Taking the derivative of those functions of $t$ for $\theta$ and solving for the derivative being $0$ gave a time of $t=\sqrt{2}$ . Using that value of $t$ , in the previous equations give the result for $0\leq\theta\leq\frac{\pi}{2}$ of $2 \tan ^{-1}\left(\frac{1}{\sqrt{2}}\right) \approx 70.5287793655093^{\circ}$ .

The area in $\theta$ and $t$ parameter space where the effect occurs is the area above the curve toi the following plot:

Suppose the projectile starts off with a velocity with horizontal component $v_x$ and vertical component $v_y$ . The position then is described by

$x(t)=v_xt$

$y(t)=v_yt-\frac{1}{2}gt^2$ .

The distance squared is $d^2=x^2+y^2=v_x^2t^2+v_y^2t^2-v_ygt^3+\frac{1}{4}g^2t^4$ .

If the distance reaches a maximum at a certain point, the derivative of this must be 0 at some $t>0$ :

$2v_x^2t+2v_y^2t-3v_ygt^2+g^2t^3=0$

Dividing by t gives $g^2t^2 - (3v_yg)t+2v_x^2+2v_y^2=0$ , which is a quadratic polynomial having real solutions when the discriminant $b^2-4ac$ is nonnegative. Setting it to 0 gives the border case where there is just a solution: $9v_y^2g^2=8g^2v_x^2+8g^2v_y^2$ .

This solves as $v_y^2=8v_x^2$ so that $\theta = \arctan(\frac{v_y}{v_x})= \arctan(\sqrt{8}) =\boxed{70.5°}$

My wife is watching Big Bang Theory, and as I was typing arctan they discussed the inverse tangent function. I guess that means I must be a nerd...

Method 1: $\dfrac{\mathrm{d}r}{\mathrm{d}t}>0$

Write the parametric equations of motion of the particle with respect to time: $x(t)=v_0t\cos\theta,\:\:\:\:\:\:\:\:y(t)=v_0t\sin\theta-\dfrac{1}{2}gt^2$

Now, let $\vec{r}$ be the position vector of the particle. As it is always going away from the starting point, $r$ must always increase in magnitude, so $\dfrac{\mathrm{d}r}{\mathrm{d}t}>0$ must always hold. It is easy to obtain the expression of $r(t)$ using the Pythagorean Theorem: $r^2(t)=x^2(t)+y^2(t)\implies r(t)=\sqrt{v_0^2t^2-v_0gt^3\sin\theta+\dfrac{1}{4}gt^4}$

To evaluate the condition $\dfrac{\mathrm{d}r}{\mathrm{d}t}>0$ , it is sufficient to evaluate $\dfrac{\mathrm{d}r^2}{\mathrm{d}t}>0$ thanks to the power rule for functions. This is equivalent to: $2v_0^2t-3v_0gt^2\sin\theta+g^2t^3>0$ .

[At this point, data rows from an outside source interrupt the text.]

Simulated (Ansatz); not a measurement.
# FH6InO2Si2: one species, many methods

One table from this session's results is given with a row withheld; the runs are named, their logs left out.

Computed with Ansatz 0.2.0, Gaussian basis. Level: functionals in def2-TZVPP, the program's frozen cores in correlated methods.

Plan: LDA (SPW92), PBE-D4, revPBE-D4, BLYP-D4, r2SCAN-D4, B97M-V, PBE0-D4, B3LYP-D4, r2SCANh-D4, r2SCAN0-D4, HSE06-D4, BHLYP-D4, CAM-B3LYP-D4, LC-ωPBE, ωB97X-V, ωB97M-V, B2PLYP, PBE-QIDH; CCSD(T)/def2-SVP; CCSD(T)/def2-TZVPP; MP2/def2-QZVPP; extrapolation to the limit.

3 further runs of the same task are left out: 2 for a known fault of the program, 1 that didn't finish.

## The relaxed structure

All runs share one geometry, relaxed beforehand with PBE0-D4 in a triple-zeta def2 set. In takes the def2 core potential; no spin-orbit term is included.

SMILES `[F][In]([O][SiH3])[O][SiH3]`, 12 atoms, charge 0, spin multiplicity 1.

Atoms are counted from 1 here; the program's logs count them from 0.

Rearranging gives: $\sin\theta<\dfrac{2v_0^2t+g^2t^3}{3v_0gt^2}\equiv f(t)$

The easiest thing to do here, in my opinion, is to find the minimum of $f(t)$ w.r.t. time: $\dfrac{\mathrm{d}f}{\mathrm{d}t}=0\implies t=\dfrac{v_0\sqrt{2}}{g}$ , which gives $\sin\theta<\frac{2\sqrt{2}}{3}$ . $\sin(x)$ is strictly increasing on $\left[0,\dfrac{\pi}{2}\right]$ and therefore $\theta<\arcsin\left(\frac{2\sqrt{2}}{3}\right)$ and therefore $\boxed{\theta < 70.528^\circ}$ .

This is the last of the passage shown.